Friday, February 27, 2015

The Only Truth of War Is No One Is Left Untouched

Heroes and Monsters: War’s moral injury 
Foreign Police
By Sebastian J. Bae
Marine co-chair, Best Defense Council of the Enlisted
February 27, 2015

Moral injury, the pain resulting from violating one’s moral foundation, has become the hallmark of today’s veterans. Unlike Post-Traumatic Stress Disorder, moral injury does not stem from fear, but from struggling to reconcile a state of mind occurring in war, where moral clarity is impossible, and the morality society expects of us. To survive, we become someone we no longer recognize, accepting the inconceivable as the price of survival. So, guilt suffocates our voices, hiding stories we cannot share – society does not, or will not, understand.

The Ramadi sun was relentless above the din of the bustling city streets. Our convoy struggled through the city’s congested streets. My eyes darted from one face to another, scared and nervous, scanning a city of strangers from my M240 machine gun turret. The afternoon’s patrol was quiet.

Then suddenly, my eye caught an Iraqi child, maybe eleven or twelve, arching his arm to throw, an object in his hand. He reminded me of the Bible study students I use to teach. He throws; I hesitate – my finger trembling on the trigger, the barrel aimed at his chest…

A rock smacks against the Humvee. In seconds, the child is gone, our convoy rolling past without a shot fired.

I have relived this moment a thousand times, in my dreams and in every quiet moment. There are days I regret not pulling the trigger, then there are days I am forever grateful I never did.

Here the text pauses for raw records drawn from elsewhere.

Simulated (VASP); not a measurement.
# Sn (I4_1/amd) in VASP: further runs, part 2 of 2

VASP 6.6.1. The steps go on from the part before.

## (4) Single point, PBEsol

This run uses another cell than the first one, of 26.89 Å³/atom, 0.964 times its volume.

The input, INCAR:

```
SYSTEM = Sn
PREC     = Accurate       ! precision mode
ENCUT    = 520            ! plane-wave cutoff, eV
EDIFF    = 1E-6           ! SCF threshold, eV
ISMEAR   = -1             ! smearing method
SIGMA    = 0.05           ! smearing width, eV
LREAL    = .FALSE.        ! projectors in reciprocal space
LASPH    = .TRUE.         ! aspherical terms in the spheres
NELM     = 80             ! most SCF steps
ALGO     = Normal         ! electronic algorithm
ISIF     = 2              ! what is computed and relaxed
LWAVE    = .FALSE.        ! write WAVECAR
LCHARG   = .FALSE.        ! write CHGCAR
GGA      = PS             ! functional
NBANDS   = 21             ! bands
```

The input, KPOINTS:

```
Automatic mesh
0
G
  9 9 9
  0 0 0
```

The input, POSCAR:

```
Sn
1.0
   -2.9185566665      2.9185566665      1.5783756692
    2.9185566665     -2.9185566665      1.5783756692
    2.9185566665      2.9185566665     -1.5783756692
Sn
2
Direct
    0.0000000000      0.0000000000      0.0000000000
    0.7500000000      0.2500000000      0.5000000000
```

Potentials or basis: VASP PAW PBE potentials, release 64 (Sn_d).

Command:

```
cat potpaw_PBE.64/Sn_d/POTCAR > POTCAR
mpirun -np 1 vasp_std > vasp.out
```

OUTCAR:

Yet everyday, I struggle to reconcile the man I was, a Bible study teacher, with the man I had become, a man who almost ventilated a child with a machine gun.

A few weeks before, insurgents attacked another convoy with grenades, setting their vehicle aflame.

The rock could have easily been a grenade. I could have killed my Marines. I undoubtedly endangered their lives. Yet, I was also spared the gruesome weight of a child’s death.

Nevertheless, I find there is no comfort, no right answer.